All students deserve true orientation to campus

Yliana Roland, Columnist

Many UT students didn’t come to campus in the 2020-2021 school year. This is especially true and worrying for students in the class of 2024, many of whom have never set foot on campus. Those who did come in the 2020-2021 school year had limited access to buildings and activities. 

This means that there are going to be students coming to campus who are not familiar with it. They’ve only had a virtual orientation a year ago and are going to be confused. 

UT should hold an optional orientation this fall to help students who feel they need it to ease back into the social aspect of college and have the support to succeed academically. 


Kayleigh Damphousse, transition coordinator for New Student Services, explained the goals of Longhorn Welcome. 

“We really focus on social integration,” said Damphousse. “That is the feeling of belonging and the feeling that, ‘I have my people here, and I am important to them, and they are important to me.’”

Damphousse said that there should be around a dozen Signature Events in the fall, along with other smaller events. 

These types of events, however, are not as structured as the social events orientation entails, like small group meetings and campus tours with orientation advisers. While Longhorn Welcome will have tours this fall, this is insufficient. By relying on these events, UT is putting more responsibility on students to integrate themselves. 
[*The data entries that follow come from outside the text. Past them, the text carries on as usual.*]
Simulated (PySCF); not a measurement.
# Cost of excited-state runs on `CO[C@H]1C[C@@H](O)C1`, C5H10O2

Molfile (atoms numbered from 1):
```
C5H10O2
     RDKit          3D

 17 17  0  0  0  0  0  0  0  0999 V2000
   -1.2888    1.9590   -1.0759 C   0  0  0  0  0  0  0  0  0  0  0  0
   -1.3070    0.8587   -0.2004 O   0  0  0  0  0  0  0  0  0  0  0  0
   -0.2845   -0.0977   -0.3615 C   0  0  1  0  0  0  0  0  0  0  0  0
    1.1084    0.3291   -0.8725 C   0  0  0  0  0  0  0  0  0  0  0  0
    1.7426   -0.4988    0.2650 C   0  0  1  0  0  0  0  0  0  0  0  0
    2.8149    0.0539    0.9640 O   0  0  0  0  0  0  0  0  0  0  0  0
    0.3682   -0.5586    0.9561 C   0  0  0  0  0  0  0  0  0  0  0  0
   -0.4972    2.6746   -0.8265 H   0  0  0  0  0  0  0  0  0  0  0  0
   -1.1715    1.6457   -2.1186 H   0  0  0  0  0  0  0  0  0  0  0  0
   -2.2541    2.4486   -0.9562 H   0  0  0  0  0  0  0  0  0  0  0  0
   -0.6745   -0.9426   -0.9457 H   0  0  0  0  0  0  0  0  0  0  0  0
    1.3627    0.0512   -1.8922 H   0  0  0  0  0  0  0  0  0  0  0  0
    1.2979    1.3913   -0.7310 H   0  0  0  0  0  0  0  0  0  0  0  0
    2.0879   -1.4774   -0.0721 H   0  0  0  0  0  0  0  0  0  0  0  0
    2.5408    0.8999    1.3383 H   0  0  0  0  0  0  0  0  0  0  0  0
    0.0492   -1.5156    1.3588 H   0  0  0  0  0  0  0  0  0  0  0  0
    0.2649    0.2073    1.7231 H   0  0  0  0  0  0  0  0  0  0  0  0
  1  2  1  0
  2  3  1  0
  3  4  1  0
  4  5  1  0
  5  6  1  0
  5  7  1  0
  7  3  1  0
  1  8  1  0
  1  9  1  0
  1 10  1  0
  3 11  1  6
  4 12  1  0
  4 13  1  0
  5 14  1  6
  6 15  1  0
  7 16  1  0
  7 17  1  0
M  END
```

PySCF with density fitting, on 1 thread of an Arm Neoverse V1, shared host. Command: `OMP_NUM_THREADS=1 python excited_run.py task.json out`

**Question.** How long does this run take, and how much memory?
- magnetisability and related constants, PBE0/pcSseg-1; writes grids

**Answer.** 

Kyle St. Nicholas, assistant director of New Student Services, said that it is not possible to organize an additional full-fledged orientation for students this fall because planning for orientation begins a year in advance. Small group meetings need to be planned across departments and orientation advisers need training. It’s a complex and lengthy process. 

“With the number of orientation advisers we have, and the number of students who are coming through, we wouldn’t be able to necessarily host small groups,” St. Nicholas said. 

However, this fall orientation would be optional for students. The tours and organized groups are a measure in place to ease the transition of the students who feel they need it. New Student Services wouldn’t have to cater to the same amount of students as they would in a normal orientation session. It could be modified to fit time constraints and available resources. 

Business sophomore Gil Gonzalez said he enjoyed virtual orientation in the summer of 2020 but feels his transition to campus in the spring would’ve been eased if orientation was in person.

“I just think I would have made more friends if it had been in person,” said Gonzalez. “It was more like a task. I didn’t feel like I was at UT at that moment. It was like I had just graduated from high school. And I was at home, and I’m an international student, so I was in a whole different country.”

New Student Services must prioritize their student body and hold orientation for UT ’24 students and those who feel disconnected from campus.

Roland is a journalism and radio-television-film sophomore from Houston, Texas.